Week After U.S. Senate Nomination, Virginia Delegation Silent on Corey Stewart



A full week after Corey Stewart won the GOP nomination for U.S. Senate in Virginia, earning the right to take on  incumbent Sen. Tim Kaine (D-VA), elected officials at the highest level of the Virginia GOP have failed to announce their support for the candidate.

In fact, they have actively avoided the question, and predictably, Democrats have seized on the opportunity to make them look foolish.

GOP Rep. Barbara Comstock (VA-10) dodged American Bridge’s questions a few days ago:

Big League Politics reached out to Comstock personally, and to her office. Neither returned a request for comment.

Alleged Republican Rep. Scott Taylor (VA-02) would not talk either:

“Reach out to my office,” Taylor said.

Big League Politics did just that. Timothys Foster, Talyor’s spokesman, did not return our email request for comment.

Republican Rep. Dave Brat failed to express support for Stewart too, though he came close.

“Judeo-Christian values, that’s what I’m running on,” said Brat. “I’ll support anyone who shares those values.”

Brat did not respond to Big League Politics’ request for comment either.

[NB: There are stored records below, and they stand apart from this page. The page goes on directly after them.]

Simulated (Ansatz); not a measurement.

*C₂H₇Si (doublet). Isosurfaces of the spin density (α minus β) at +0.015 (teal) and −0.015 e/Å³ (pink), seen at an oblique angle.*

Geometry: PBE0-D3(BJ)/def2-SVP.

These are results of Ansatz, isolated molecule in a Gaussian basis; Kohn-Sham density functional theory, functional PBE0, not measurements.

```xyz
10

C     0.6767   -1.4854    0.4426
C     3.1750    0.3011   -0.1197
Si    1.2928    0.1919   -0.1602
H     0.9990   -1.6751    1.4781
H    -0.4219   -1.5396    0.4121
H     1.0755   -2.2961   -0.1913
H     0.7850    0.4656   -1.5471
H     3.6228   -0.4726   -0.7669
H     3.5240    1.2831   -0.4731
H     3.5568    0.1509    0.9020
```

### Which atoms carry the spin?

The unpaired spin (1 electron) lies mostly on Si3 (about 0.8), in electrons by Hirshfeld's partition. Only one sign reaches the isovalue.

Stewart was embroiled in controversy during his primary run after the neo-liberal website Daily Wire ran a dishonest hit piece on him, claiming that he was an anti-Semite. There is no proof to support the allegation, other than Stewart’s support for Paul Nehlan, who made anti-semitic remarks. At the time of the questionable comments, Nehlan had the support of most of the GOP. He has since wholly denounced by the Stewart and the rest of the party.

For their part, the Republican Party of Virginia expressed support for Stewart via Twitter. When Stewart appeared on CNN for an interview with host Chris Cuomo, the liberal anchor tried to peg Stewart as a racist. Stewart replied by pointing out that Cuomo’s family has long been tied to anti-Semitism.

Former RPV executive Shaun Kenney denounced the party’s support.

“It’s not just eccentric, it’s offensive,” he said. “In a previous era, had a member of RPV staff issued comments like that, I would have fired them on the spot.”

The morally superior virtue-signaling will get the Virginia GOP nowhere.  Making false allegations of racism is a decades-old strategy used by Democrats against Republicans. They make the same claims against nearly every GOP candidate running for an important office.

But the establishment GOP, no matter how many times the Democrats have played the race card, still have not figured out the left’s tricks.

It is time to stand with Corey Stewart. Anything less is de facto support for Hillary Clinton sycophant Kaine, a hard-leftist who has failed Virginians in his tenure as a Senator.